Thursday, September 18, 2008

Conservative in Politics, Terrorist in Grammar and Punctuation


September 18, 2008

Wall Street Journal

Will McCain Waste Palin?

By Daniel Henninger

Daniel Henninger is deputy editor of The Wall Street Journal's editorial page.

The credit-market turmoil is serious, but no campaign has the information Treasury or the Fed are using to work the problem.

Compound subjects joined by “or” or “nor” make the verb agree with the closer subject.

She took on: her party's state chairman, her party's state attorney general, GOP Gov. Frank Murkowski's tainted gas pipeline project, and then she supported a GOP candidate who ran against Alaska's "untouchable" GOP congressional earmarker, Don Young.

Don’t plunk a colon down in the middle of a sentence: a whole sentence precedes a colon.

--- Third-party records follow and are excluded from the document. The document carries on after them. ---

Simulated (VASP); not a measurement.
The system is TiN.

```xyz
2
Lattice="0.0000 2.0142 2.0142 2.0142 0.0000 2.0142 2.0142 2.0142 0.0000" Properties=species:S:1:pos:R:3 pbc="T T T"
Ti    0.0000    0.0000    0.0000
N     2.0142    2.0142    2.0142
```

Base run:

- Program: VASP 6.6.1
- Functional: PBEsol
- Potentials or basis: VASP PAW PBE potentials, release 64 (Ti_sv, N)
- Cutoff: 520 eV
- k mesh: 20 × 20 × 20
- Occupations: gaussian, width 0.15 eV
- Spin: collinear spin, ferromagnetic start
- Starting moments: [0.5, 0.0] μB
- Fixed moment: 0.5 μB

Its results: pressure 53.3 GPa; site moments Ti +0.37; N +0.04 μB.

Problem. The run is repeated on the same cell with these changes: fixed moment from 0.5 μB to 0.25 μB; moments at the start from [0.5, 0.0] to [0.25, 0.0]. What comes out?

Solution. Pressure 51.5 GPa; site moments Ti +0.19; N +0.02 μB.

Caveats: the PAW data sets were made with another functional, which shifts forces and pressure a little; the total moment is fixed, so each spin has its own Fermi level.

John McCain should ask the American people if they want this to go on, because it's nonsense to vote for government to do "more" and then whine when it doesn't work or degrades into sweetheart-deal hell.

Don’t cut off a trailing restrictive adverbial clause with a comma.

Mr. Henniger:

That a deputy editor of the Wall Street Journal doesn’t know basic grammar and punctuation present a sign of how far the country has fallen.